Re: RAID 6 Not Mounting (Block device is empty)

Phil Turmel <philip@xxxxxxxxxx> · Sat, 7 Nov 2015 13:49:02 -0500

On 11/07/2015 12:05 PM, Francisco Parada wrote:
> Hello,
> 
> I’m not sure if this is the right way to go about it, so let me give
> you my story.  I had a 7 x 3TB RAID array (12TB in total), 6 drives
> in the array and 1 spare that was also part of the array but simply a
> spare waiting at the ready in case of a drive failure, is what I had
> running before my array broke.  I added two new arrays to my system
> last night, in order to back up my current RAID 6.  The first array
> was a 3 x 3TB RAID 0, for a total of 9TB.  Then a 2 x 1TB RAID 0
> array, for a total of 2TB.  9+2 = 11 and although I’m 1TB shy, I knew
> I had a bunch of crap and redundancy to get rid of, I just really
> needed a solid backup after I was going to clean up.
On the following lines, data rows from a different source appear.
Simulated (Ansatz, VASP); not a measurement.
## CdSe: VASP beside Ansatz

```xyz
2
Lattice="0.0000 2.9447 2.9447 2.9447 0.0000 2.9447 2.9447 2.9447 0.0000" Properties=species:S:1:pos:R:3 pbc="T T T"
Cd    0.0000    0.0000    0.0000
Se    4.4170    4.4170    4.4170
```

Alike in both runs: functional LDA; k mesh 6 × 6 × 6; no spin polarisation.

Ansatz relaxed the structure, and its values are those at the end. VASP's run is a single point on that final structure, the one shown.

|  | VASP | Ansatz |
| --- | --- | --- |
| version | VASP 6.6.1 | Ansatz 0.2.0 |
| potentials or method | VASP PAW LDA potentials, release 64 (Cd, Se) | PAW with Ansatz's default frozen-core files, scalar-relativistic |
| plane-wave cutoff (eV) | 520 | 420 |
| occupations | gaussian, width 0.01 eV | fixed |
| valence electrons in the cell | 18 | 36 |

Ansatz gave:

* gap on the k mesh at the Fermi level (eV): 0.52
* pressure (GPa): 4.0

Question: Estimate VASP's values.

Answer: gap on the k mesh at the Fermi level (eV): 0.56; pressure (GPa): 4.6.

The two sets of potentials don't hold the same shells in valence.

Yes, this is the right way to go about it.  Missed just a few items that
would help.  Good report.

> After creating the new arrays, I started transferring from my 12TB
> array, 2TB worth of data to the 2TB RAID 0 array.  At some point
> during the transfer, rsync complained of an I/O error.  It seemed to
> have transferred 500GB worth of data before this mishap.  The
> following morning, I noticed that error, and saw that I couldn’t
> mount my 12TB array anymore.  Mind you, I didn’t touch this original
> array, but I think what happened was that the I/O error blew 2 of my
> drives.
> 
> What I’m thinking of doing is the following, but I’m just looking for
> some advice in case I’m missing anything:
> 
> sudo mdadm create --assume-clean --level=6 --raid-devices=7 --size=2930135040 /dev/md127 /dev/sde /dev/sdf /dev/sdg /dev/sdh missing
missing /dev/sdd

Absolutely not!

Your array went from running to dead in minutes, so the variation of
event counts doesn't matter that much.  You should forcibly re-assemble
with all devices.

However, before you do *anything*, you need to figure out why so many
devices were ejected from your array.  Was it a controller glitch?  A
power supply failure?  Or, most likely, Unrecoverable Read Errors being
exposed by your first-ever backup, combined with timeout mismatch?

Any attempt to reassemble/recreate/recovery will simply blow up again if
the root cause isn't addressed.

In your next reply, please paste:

1) the dmesg from the time around the event, +/- a few minutes.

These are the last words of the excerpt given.